Preheat oven to 400 degrees F; take as many heads of garlic as you like, and slice 1/2 inch off the top to expose the cloves. Tear off pieces of foil large enough to entirely wrap each head of garlic; place each head of garlic in the center of a piece of foil and pour about 2 teaspoons of grapeseed oil (or whichever oil you prefer) over the top. Sprinkle with fresh herbs, if desired.

Wrap snugly and place on a baking sheet; bake for 30-35 minutes or until garlic cloves can be easily squeezed from the skins. Add roasted garlic to soups, stews, roasts, spreads and dips, as desired.

FOR SOUP:

Heat the oil in a large saucepan over medium-low heat. Add the onions and cook, covered, for 8 minutes or until the onion is soft and translucent. Add the mushrooms and cook, covered, for another 7 minutes or until they soften. Remove 1-1/2 cups of the mushroom mixture and set aside.

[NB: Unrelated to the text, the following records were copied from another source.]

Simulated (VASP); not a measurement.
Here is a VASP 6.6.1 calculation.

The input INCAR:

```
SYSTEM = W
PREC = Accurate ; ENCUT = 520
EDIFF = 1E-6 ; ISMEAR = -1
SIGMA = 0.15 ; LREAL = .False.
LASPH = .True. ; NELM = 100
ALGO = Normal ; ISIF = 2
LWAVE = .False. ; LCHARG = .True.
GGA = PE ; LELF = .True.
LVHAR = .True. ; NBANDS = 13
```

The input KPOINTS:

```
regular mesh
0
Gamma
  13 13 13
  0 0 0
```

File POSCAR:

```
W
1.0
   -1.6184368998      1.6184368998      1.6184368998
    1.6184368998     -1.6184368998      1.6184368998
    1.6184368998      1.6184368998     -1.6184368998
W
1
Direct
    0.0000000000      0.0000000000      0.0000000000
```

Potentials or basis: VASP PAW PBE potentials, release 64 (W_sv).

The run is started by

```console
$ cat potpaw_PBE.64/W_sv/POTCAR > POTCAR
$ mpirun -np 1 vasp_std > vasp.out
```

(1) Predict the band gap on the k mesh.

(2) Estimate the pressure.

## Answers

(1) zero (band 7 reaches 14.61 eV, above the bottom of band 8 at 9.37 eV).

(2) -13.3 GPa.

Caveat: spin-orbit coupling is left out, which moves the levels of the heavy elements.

Add the stock, water, quinoa, roasted garlic, thyme, salt and pepper to the saucepan. Bring to a boil, reduce to a simmer, cover and cook for 15 minutes or until the quinoa is tender. Purée soup with a hand blender or in a blender. Return soup to the saucepan.

Stir in the spinach and reserved mushrooms; cook gently until heated through. Adjust seasonings and serve sprinkled with Parmesan (if using).